THE PEOPLE, Plaintiff and Respondent, v. ROBERT GATES, Defendant and Appellant.

(Opinion by Saeta, Jr., with Cole, P. J., concurring.) [97 Cal. App. 3d Supp. 11]


Kenneth A. Rivin and Barbara Turner for Defendant and Appellant,

Burt Pines, City Attorney, Rand Schrader and Lewis N. Unger, Deputy City Attorneys, for Plaintiff and Respondent. [97 Cal. App. 3d Supp. 12]



Defendant was convicted of violating Penal Code section 484 (petty theft) after a jury trial. The prosecution introduced evidence by security guard Valdz that defendant had concealed three packages of meat on his person in a supermarket; had failed to pay for the meat at a cash register; and was apprehended by Valdz as the defendant approached the exit door. Defendant testified that he had put the meat in a candy bin because the checkout line was too long; left the main shopping area through a turnstile; went to the liquor department; and was there confronted by the security guard. When defendant concluded his testimony a juror asked whether the jury could ask for clarification on a point. The trial judge told the juror that the question could be submitted in writing and then the court woudl determined whether or not it could be asked. The morning session was then concluded.

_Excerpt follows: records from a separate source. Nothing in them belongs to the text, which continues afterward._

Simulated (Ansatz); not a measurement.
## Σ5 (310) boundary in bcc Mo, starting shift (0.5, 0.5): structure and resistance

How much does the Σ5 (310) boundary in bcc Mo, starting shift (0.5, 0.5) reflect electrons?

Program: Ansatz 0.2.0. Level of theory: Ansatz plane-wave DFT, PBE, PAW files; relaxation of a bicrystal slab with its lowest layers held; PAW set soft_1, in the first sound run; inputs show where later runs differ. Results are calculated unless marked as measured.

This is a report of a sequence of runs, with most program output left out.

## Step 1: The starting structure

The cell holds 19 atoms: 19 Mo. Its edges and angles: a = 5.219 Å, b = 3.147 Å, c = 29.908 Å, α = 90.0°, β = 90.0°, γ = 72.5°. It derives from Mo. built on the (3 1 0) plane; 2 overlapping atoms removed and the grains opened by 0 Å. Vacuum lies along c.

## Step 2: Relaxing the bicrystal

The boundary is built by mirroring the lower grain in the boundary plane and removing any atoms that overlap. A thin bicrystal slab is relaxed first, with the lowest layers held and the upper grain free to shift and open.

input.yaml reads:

Following the noon recess, the defense rested without any further evidence being taken. The judge showed counsel the juror's questions which reas as follows: "Does the liquor department have a separate entrance from the food department? Can you go from one area to the other without going through a checkout stand?" The judge stated he had no objection to the questions and asked counsel if either one of them cared to ask the questions. Defense counsel objected to the timing of the question as all evidence had been admitted, to the propriety of a juror asking a question and to the possible bolstering of the People's case by answering a possible doubt in the mind of that juror. The People had no objection. The defense preferred, if the questions were to be asked, that they be asked by the court rather than by counsel. The judge overruled the objection and called Valdz as the court's witness.

Before asking the two questions the judge admonished the jurors not to speculate that because the court was asking the question that it was any more important or significant than any other question during the trial and cautioned the jury not to overemphasize one part of the evidence over another. Valdz answered the two questions and one clarifying question by the judge. Both sides then rested. On appeal the defendant asserts that the above-described procedure was prejuducially erroneous. We disagree and hold that the trial judge utilized the correct procedure in all respects.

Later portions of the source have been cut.